Saturday, November 10, 2007

The School Shooting in Finland

Finnish gun law:
"The ownership and use of firearms is regulated by the Firearms Act of 1998.Firearms can only be obtained with an acquisition license, which can be applied for at the local police for €32. A separate license is required for each individual firearm and family members can have parallel licenses to use the same firearm. According to law, the firearms must be stored in a locked space..."
These are tighter controls than in most US states.

Someone writes:
I'm quite sure guns are not allowed in schools (what country are they allowed in?).

Switzerland for one.

Where, interestingly enough, we rarely if ever hear of a school shooting, and crime rates are quite low (far lower than gun-free Britain, in fact).

Who would try to shoot up a school where the staff can be armed?

The US was once constituted in the same way, in most jurisdictions... school shootings in the US became a visible problem only after a federal law was passed some years ago that forbade guns on school grounds.

What maniac can resist a building full of defenseless children and adults?



As the EU began to emerge as a political union, a condition of membership in this new club was a tightening of member countries' gun laws (in some cases they were already strict, in others, less so). I believe the restrictive 1998 Finnish law is an artifact of that process.

Create a corral full of defenseless people, and you can guarantee that sooner or later a maniac will show up to harm them, with or without a gun.

If they show up with a gun, some politicians will use this as a pretext for further "reasonable" gun control measures (and other "protective" powers), creating more defenseless people in the process (except for the politicians, of course, who get armed guards, but their lives are worth more than those of mere peasants).

As crime (including shootings) climbs, the cycle continues.

In whose interest could such seemingly counterproductive laws be? Whose indeed:

http://vitsekblog.blogspot.com/2007/11/two-sad-days-for-eu-governance.html

http://vitsekblog.blogspot.com/2007/09/enabling-torture-rape-and-mutilation.html

Such concerns are among those that have led Switzerland and Norway NOT to join the EU.

Both countries have similarly unrestrictive gun laws, low crime, and few shootings. Much like most of the US, outside of a few crime and corruption hellholes like New York, Chicago, LA and DC, where legal guns are either banned or tightly restricted.
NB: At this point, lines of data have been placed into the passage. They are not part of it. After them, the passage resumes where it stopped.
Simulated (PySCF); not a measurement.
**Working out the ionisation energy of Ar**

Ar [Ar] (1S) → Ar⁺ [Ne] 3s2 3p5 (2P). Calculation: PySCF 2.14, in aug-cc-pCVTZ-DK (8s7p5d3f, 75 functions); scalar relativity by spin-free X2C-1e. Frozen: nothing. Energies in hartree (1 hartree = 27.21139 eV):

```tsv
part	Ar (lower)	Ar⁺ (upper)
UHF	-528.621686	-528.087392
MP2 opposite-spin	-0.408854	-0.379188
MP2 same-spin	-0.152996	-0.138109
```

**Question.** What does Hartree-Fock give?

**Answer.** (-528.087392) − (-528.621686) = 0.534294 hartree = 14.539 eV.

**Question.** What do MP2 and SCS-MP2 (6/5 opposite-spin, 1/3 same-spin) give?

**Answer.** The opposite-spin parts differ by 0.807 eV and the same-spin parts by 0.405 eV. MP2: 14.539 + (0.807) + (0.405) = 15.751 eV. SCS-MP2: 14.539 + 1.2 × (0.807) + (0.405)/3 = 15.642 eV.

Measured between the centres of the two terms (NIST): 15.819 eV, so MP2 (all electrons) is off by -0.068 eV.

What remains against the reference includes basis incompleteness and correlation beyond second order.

Norway, in addition, has had the experience prior to WWII of one of its politicians reassuring them they did not need their guns anymore, then inviting the Nazis in for a feast at the corral. (You can read about this politician by googling "Quisling". You can find out about the man, as well as the species of politician he represents, a species that is global in range and far from extinct).

Such lessons were not lost on the postwar Norwegians, though they seem to have been lost (or never considered) on the part of some other folks.